I think it’s funny when photographers get really snobby about techniques or equipment. In a world where your grandma probably has a flickr account and a blog, everyone’s a photographer. Personally, I have no formal training and still love what I do. I happen to own a nice camera but some of my favorite pics came from a cheapo digital camera with no editing.
In my limited experience, the most important part to being a photographer is taking the damn pictures. Don’t worry about your aperature or f-stop or buying Photoshop or creating an online portfolio. Just go. Take. Pictures. Everything else can come later.
Tricks I love.
If you have a digital camera and a computer you should never stand at the Wal-Mar kiosk selecting prints. I gave up on that years ago because it never failed someone would be at the machine oooing and ahhhing over some chubby baby and 3 hours later, still selecting prints. Just do it at home.
A great tool is a digital card reader, especially if your computer does not have a port for reading memory cards. My camera uses an SD card:
and my card reader came from Wal-Mart for maybe $12. It is perfect for snapping a picture, inserting the card and copying the file. No time wasted searching for your camera cord or transferring files to a CD or memory drive.
Plus the card reader works with any USB port so you can use it on a laptop, your friend’s computer or at work. Niice.
Now once you’ve uploaded your picture you can take the time to be critical. Here’s a picture from my trip to Scotland:
This is a shot straight from the camera with no editing. It’s a nice building and all but I have a few problems with it. For one the fountain thingy is dark so you can’t tell where it stops and the palace begins. I’m also off to the side and it looks… unbalanced. Like I’d been drinking. The rest of the lighting is fine for me because it reminds me how blindingly bright it was at 9am and that even though there are blue skies, it had been raining just 20 minutes before we got into the palace.

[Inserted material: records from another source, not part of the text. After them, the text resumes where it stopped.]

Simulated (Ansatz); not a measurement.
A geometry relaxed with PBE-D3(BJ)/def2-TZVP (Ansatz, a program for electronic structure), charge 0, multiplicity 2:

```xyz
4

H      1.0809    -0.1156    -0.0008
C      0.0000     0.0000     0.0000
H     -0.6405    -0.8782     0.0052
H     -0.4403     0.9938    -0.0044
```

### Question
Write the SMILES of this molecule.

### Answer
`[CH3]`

If I want to fix these problems I need to do some photo editing. You do not need expensive editing software.
It’s a Google produce (I heart Google!) and absolutely free to download. There are a lot of tricks and I’m sure many other bloggers have covered them ad naseum. Using Picasa I can increase the fill light, crop the photo, auto contrast and straighten the shot.
There. I like this shot so much better.
The next trick has to do with organization. When I download files from a memory card I try to label them consistently:
So the picture above is labeled 2010_0319_Edinburgh. Consistent labeling, no matter how you do it, is really nice for sorting and searching by title. I prefer to organize my folders by year, then event.
When it comes to printing photos or posters or books, the first trick is to select a limited number of photos. It helps if you delete bad photos as soon as they hit your computer. Why save the terrible ones in the first place? When I upload photos I prefer to go through my folders first, pulling out the best shots, and copy them to a temporary folder.
Then sign in to your website (Walgreens, CVS, Costco, Wal-Mart, Shutterfly, flickr, Snapfish…) and select all the prints in the folder to upload.
Once the photos are uploaded you can select prints, gifts or posters relatively quickly.
Finally, share your photos with friends and family as you see fit. You can give others access to your online photos or download the files to a USB drive or CD and hand it over. Whatever you prefer, enjoy taking photos, finding and editing the best ones and sharing with others. Photography doesn’t have to be an expensive hobby or exceedingly complicated.